Faces of Myanmar
Myanmar was the place where I discovered my passion for portraiture and people photography. A country diverse in its culture, heritage and people, locked away from the outside is now filled with a newfound confidence to embrace the modern world and democracy. Before the country follows the footsteps of it’s neighbors I wanted to document this fascinating place and its people from the life on the streets of Yangon, to the villagers in Shan state and the monks of Mandalay.
On our second day in Yangon, we strolled inside a seemingly abandoned building only to find that the top floors was taken up by people making it their new home. We saw a group of children playing, including this boy who was very curious about us. After playing hide and seek I pointed at my camera and took a photo of him, he started to pose and play along and lit up with confidence when I put my baseball cap on him. This was the first photo that gave me confidence to pursue portraiture as the leading theme of my trip.
We walked along Yangon’s Strand Road, famous for its collection of colonial buildings and saw people entering one of them. We followed inside the dark hallway and proceeded up the 100 year old iron stairs. Reassured by the people passing and inviting us in, we made it up and met a lawyer who told us more about the building and his own life. His office was a small room that was only lit by his mobile phone flashlight. I only found out later that Yangon experiences frequent power cuts, which explained the darkness inside his office.
These guys were sitting in the middle of the road of Kalaw in Shan state having a smoke and talking. I walked passed them at first but went back to get this shot.
Whilst trekking from Kalaw to Inle Lake in Myanmar’s Shan State, I came across a family and their children tending a field. I went up to the girls and pointed at my camera. They were shy at first but when I showed them their photo on my camera, they got excited and pulled their little brother out of sleep to use them as a prop. He was not delighted at all.
This gentlemen greeted me when I walked pass him on the trek from Kalaw to Inle Lake in Myanmar’s Shan State and was eager to have me take a photo in order to show off his smoking skills.
Close to our destination on the first day of trekking between Kalaw and Inle, I walked passed a mother and her two children. I could see that she had a hard time trying to keep the older boy in check. I greeted them with a simple ‘Minglaba’ (Hello in Burmese) and asked to take a photo. The mom seemed relieved that her boy was occupied and showed pride in her children.
Inle has become rather touristy in the last couple of years and with it a new breed of entrepreneurial fishermen who pose for the camera in return for money. I however spotted a group of real fishermen and asked our boat driver to take us closer, where I managed to get this shot right after sunrise.
One of my favorite things is to wander around a town and find a daily scene to take a photo of. I came across a monk at a monastery and asked if it’s alright to go inside and take photos. He gave me permission and I found a group of novice monks enjoying a game of football. They were shy at first but after showing them their photo they wanted to show off their skill and left me to take photos through their entire game.

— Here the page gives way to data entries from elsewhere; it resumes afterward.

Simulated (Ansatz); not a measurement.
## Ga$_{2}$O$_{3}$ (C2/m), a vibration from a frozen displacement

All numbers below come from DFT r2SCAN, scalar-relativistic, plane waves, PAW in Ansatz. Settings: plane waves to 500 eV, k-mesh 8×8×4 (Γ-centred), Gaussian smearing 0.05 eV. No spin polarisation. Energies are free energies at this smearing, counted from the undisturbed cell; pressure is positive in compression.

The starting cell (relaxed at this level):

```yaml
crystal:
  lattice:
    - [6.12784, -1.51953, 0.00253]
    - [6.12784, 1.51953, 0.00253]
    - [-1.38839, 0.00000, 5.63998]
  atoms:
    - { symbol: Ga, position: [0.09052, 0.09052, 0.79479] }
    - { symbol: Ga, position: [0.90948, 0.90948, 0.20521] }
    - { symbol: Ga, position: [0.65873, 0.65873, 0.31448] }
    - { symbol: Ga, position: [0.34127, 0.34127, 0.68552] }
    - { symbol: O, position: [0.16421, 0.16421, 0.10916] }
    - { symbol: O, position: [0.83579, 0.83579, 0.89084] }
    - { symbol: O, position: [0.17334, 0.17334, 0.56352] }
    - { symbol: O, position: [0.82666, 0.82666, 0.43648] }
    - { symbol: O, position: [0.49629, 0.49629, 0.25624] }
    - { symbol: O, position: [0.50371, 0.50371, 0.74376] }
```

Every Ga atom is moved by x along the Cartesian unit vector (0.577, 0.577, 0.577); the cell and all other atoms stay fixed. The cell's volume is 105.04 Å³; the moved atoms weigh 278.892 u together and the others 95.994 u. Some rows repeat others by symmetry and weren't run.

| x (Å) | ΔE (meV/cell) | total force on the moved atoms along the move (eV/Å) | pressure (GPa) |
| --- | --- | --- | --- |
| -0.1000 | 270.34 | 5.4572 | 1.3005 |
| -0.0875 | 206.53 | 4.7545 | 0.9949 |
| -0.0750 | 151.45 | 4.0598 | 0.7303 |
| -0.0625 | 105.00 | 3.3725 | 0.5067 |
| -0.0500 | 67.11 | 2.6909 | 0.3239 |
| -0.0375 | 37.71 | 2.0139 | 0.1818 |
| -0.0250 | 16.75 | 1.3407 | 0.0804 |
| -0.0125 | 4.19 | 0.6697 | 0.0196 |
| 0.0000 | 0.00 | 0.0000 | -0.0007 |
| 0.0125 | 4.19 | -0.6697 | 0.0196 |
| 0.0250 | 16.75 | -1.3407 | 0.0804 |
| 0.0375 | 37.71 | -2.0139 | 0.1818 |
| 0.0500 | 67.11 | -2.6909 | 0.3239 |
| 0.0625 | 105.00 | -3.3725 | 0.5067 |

Whilst taking a tour of the Maha Gandaryon Monastery in Mandalay I felt ashamed being a photographer as there were at least 40 photographers trying to get a good shot of monks having lunch and treating the place as a human zoo. I wandered off in the compound and chanced on monk deep in thought. He noticed me and I turned around to ask his permission to take a photo. He smiled and posed, but only after resuming his original pose was when I got this shot.
The Circle Train is one of the highlights in Yangon, not necessarily because of the train ride itself but the people we met on the train. These girls were very keen to be photographed and got very excited when I gave them my camera to play around. It was difficult to say goodbye when they left the train.